In this project we have used GitHub APIs to simulate streams of real-time data to be processed paralelly using the power of Apache Pulsar (a popular stream processing framework). The main objective of the project was to get our hands dirty with setting up a multi-node network of components required for the task through automation via Ansible and Docker, load data into MongoDB and present analytics via a Flask App. This was done as a part of a grading requirement for a Data Engineering course.
The collaborators of this project are:
Access the main VM:
Connect to the main VM after creating the four VMs.
Pull the repository:
Run the following command:
git pull https://github.com/Steven01310131/Github-analytic-system-using-pulsar.git
Install dependencies:
Navigate to the repository directory:
cd Github-analytic-system-using-pulsar
Make the main.sh file executable:
sudo chmod +x main.sh
Run the main.sh file to install all dependencies:
./main.sh
Establish SSH connection:
Create an SSH connection between the main VM and the three consumer VMs. On the main VM, execute the following command:
ssh-keygen -t rsa
This will generate a public and private SSH key pair. Copy the public key from the .ssh/ directory and paste it into the authorized keys file in the .ssh/ directory of the other three VMs.
Update the inventory file:
Copy the IP addresses of the consumer VMs. Paste the IP addresses into the inventory file located in the custom_ansible/ folder.

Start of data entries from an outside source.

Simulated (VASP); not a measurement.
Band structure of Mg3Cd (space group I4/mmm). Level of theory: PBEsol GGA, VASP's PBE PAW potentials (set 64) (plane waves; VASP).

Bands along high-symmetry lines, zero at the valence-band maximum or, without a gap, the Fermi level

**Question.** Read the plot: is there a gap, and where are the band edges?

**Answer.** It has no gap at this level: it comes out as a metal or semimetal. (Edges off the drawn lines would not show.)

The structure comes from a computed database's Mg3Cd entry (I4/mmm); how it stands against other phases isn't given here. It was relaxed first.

Configure the consumer VMs:
Navigate to the custom_ansible/ folder:
Run the following command to execute the Ansible playbook and configure the consumers:
ansible-playbook consumer.yml
This will install all necessary dependencies and copy the consumer Python code to each VM.
Start the containers:
In the Github-analytic-system-using-pulsar/ directory, execute the following command:
docker-compose up
This will start the Pulsar and MongoDB containers. Once the containers are up and running, you can individually start the consumers and producers on each VM.